Ratings System

Trash It | Borderline Bad | Cuts Only | Meh... | Noteworthy | Buy It Now

Sunday, June 3, 2012

The Only Place - Best Coast

Borderline Bad

Best Coast, the surf-pop duo from the Golden State, jumped to critical acclaim and built a strong following two years ago with its debut album, Crazy for You. A fuzzed-out, lo-fi tribute to surf rock, someone must have pulled the album out of a Santa Barbara time capsule. Guitarist and singer Bethany Consentio, in particular, brought to mind a sense of warmth and levity that many community have been loath to emulate since the early '70s. The West-Coast attitude of pop, with sweet and innocent themes almost of the sake of pop, died with early Rock 'n' Roll. Crazy for You was a memento of a period when appreciation for a mundane life of lounging around was enough to keep a listener's attention.

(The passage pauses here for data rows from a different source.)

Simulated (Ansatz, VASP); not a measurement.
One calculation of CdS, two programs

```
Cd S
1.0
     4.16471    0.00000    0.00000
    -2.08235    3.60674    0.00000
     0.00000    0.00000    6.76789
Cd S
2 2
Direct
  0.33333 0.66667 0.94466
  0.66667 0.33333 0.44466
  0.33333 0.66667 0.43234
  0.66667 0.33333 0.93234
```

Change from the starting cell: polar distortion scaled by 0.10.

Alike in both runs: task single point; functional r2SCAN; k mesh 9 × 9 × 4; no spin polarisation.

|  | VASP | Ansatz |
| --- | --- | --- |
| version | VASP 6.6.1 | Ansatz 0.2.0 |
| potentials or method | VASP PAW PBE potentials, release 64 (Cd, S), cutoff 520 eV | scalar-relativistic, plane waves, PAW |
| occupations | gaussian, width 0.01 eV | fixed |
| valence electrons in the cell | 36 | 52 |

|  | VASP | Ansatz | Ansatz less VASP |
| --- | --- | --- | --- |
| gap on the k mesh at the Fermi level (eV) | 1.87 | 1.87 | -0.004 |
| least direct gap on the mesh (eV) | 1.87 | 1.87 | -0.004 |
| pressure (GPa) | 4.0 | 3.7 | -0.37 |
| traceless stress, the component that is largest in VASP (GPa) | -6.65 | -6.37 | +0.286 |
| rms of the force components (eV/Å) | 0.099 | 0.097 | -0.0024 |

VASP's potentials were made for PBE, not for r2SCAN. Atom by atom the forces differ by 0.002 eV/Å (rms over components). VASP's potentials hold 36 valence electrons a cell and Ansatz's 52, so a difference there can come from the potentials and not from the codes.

On The Only Place, the album that attempts to follow its predecessor's success, that sense of nostalgia is gone. Producer Jon Brion has taken out all the affection the debut captured so effectively by removing the lo-fi mix. The end result proves to be too revealing, and any number of Best Coast's failings are presented outright. If less is more, here is an argument that proves the opposite. Song compositions once rich and profound are now simple and repetitive, and the group's gilding of praise as songwriters wash away like sandcastles in on the Pacific shoreline.

The eponymous ode to California starts the album off, and it seems like things are going places (or, the only place). The up-beat argument through song to live on the "best coast" seems spot on with a string of catchy lyrics and a jovial chord progression. This changes quickly. As if the light bulb goes off within the first few seconds, the listener can sense a song-structure formula that differs only in key as "Why I Cry" finishes its intro. Only after the fifth song, it seems that Best Coast tries to change up a delivery; but, by then, it is too late. It is a sloppy, amateurish collection lacking imagination.

There is some endearing quality about Consentio's voice that makes this album less of a swing-and-a-miss. "How They Want Me to Be" seems to be Consentio's time to shine vocally as she sings over an understated backing melody. However, these tracks lack the dynamism and fullness from Crazy for You, and her voice can only do much to right a sinking ship.  Her omnipresent and carefree attitude skillfully moves from indie to the verge of pop-punk, but without the mystique of the mono engineering, it causes her power chords and arpeggios on guitar to clunk ignominiously in the spotlight. Add to this, her quirky lyrics about cats and sitting on the couch lessen the album's efficacy.

Aside from several songs of note, there isn't much you're missing on The Only Place, and without the reverberation effects of its past works, Best Coast sounds hollow and vapid. The band needs to find a way to recapture the feeling of the past or try harder to connect lyrically when working in the present. Pop songs should allow one to escape, not draw one in to criticize.

For Your Consideration: "The Only Place," "How They Want Me to Be."

For Next Time: No ideas yet.


"Music expresses that which cannot be put into words and cannot remain silent."